In Downey v. Adloox Inc., No. 16-CV-1689 (JMF), 2017 WL 816141 (S.D.N.Y. Feb. 28, 2017) (J. Furman), the court held that plaintiff – who was directly employed by a wholly-owned domestic subsidiary of a foreign company – sufficiently stated claims of age discrimination under the Age Discrimination in Employment Act and the New York State and City Human Rights Laws. It dismissed plaintiff’s fraudulent inducement and unjust enrichment claims.
The court summarized plaintiff’s allegations (in part) as follows:
[Plaintiff] alleges that, during the course of his employment, his supervisors repeatedly referred to him as the “old timer.” Additionally, while Downey was interviewing potential sales staff for Adloox U.S., company executives sent emails indicating a desire to employ only “young sharks” and instructing the company’s recruiter to “target candidates aged ideally around 30 (35 big max).” At one point, Downey recommended a candidate over the age of thirty-five, but an Adloox executive responded: “Too old/senior. We’re looking for young sharks.” After Downey was terminated, his position was filled by a thirty-one year old.
Defendants – “wisely”, per the court – did not dispute that plaintiff’s allegations were sufficient to raise an inference of age discrimination. Rather, they argued that plaintiff’s ADEA claims were barred by ADEA (29 U.S.C.) § 623(h)(2) (which provides that the ADEA “shall not apply where the employer is a foreign person not controlled by an American employer”) and that it was not an “employer” because it did not have “twenty or more employees” for each working day in each of twenty or more calendar weeks in the preceding or current calendar year” as required by ADEA § 630(b).

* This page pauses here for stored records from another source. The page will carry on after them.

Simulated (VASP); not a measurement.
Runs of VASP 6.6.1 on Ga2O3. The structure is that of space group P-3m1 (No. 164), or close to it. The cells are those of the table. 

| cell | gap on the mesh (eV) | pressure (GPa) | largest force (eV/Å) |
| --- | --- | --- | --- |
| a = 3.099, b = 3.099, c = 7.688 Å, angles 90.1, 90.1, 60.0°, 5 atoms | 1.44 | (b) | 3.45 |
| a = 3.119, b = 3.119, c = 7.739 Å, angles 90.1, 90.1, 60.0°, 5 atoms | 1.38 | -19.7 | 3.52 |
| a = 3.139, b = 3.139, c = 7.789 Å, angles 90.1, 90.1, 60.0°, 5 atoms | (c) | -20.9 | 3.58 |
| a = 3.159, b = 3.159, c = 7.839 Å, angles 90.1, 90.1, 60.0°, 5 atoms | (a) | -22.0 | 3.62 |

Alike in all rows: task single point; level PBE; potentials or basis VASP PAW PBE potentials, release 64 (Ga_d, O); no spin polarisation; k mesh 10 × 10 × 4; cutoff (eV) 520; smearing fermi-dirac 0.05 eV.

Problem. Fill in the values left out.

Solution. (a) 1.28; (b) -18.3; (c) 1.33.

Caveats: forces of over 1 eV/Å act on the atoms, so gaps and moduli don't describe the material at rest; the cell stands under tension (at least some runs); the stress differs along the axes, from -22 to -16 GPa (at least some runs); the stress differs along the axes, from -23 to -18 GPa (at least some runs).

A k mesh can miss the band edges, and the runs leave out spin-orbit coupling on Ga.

As to defendant’s first argument, the court determined that this case was not governed by ADEA § 623(h)(2), but rather by “whether Adloox France can be treated as his employer pursuant to the single-employer doctrine.” This determination “depends on a fact-intensive inquiry into whether there is evidence of (1) interrelation of operations, (2) centralized control of labor relations, (3) common management, and (4) common ownership or financial control.” To survive a motion to dismiss, a plaintiff need only allege facts “sufficient to put [the defendant] on notice of the theory of employer liability upon which her claims are based.” The court found that plaintiff did so here, noting that defendant’s arguments to the contrary “turn on facts outside the Complaint.”
The court likewise rejected defendant’s argument that it was not an “employer” because it did not have enough employees, finding that plaintiff satisfied his pleading burden by alleging that defendant had at least twenty employees.
In dismissing plaintiff’s fraudulent inducement claim, the court explained:
As a general matter, an at-will employee—which is what Downey was—may not evade the bar against suing for wrongful termination by suing in tort. Under very limited circumstances, however, at-will employees can recover for fraudulent statements that induce them into accepting positions of employment by showing: (1) a material false representation; (2) scienter; (3) reasonable reliance; (4) damages; and … (5) that the fraudulent misrepresentation was collateral or extraneous to the employment agreement. To be cognizable, though, the false representation must be one of present fact rather than a future promise, not only because breach of a future promise sounds in contract, but also because reliance on a future promise of employment by an at-will employee is unreasonable as a matter of law.
Applying the law, the court explained:
Applying those standards here, Downey’s claim must be dismissed. Downey alleges that he relied on Adloox U.S.’s promise of employment, but there is no suggestion that promise was false, let alone false when it was made, given that Adloox U.S. did subsequently employ Downey. Downey does not allege, and certainly does not allege with the particularity required by Rule 9(b), any false representation by Adloox U.S. with respect to the duration or nature of his employment. … In any event, any such promise would not be actionable because claims of fraudulent inducement based on future promises of continued employment in an at-will employment context are not cognizable under New York law. Moreover, any reliance by Downey on such a promise was unreasonable as a matter of law.(Emphasis in original.)
The court also dismissed plaintiff’s unjust enrichment claim, noting that there was no “dispute as to whether a relevant contract exists or covers the disputed issue” and that plaintiff “indisputably had an at-will employment contract with Adloox U.S., and he makes no claim that it was invalid.”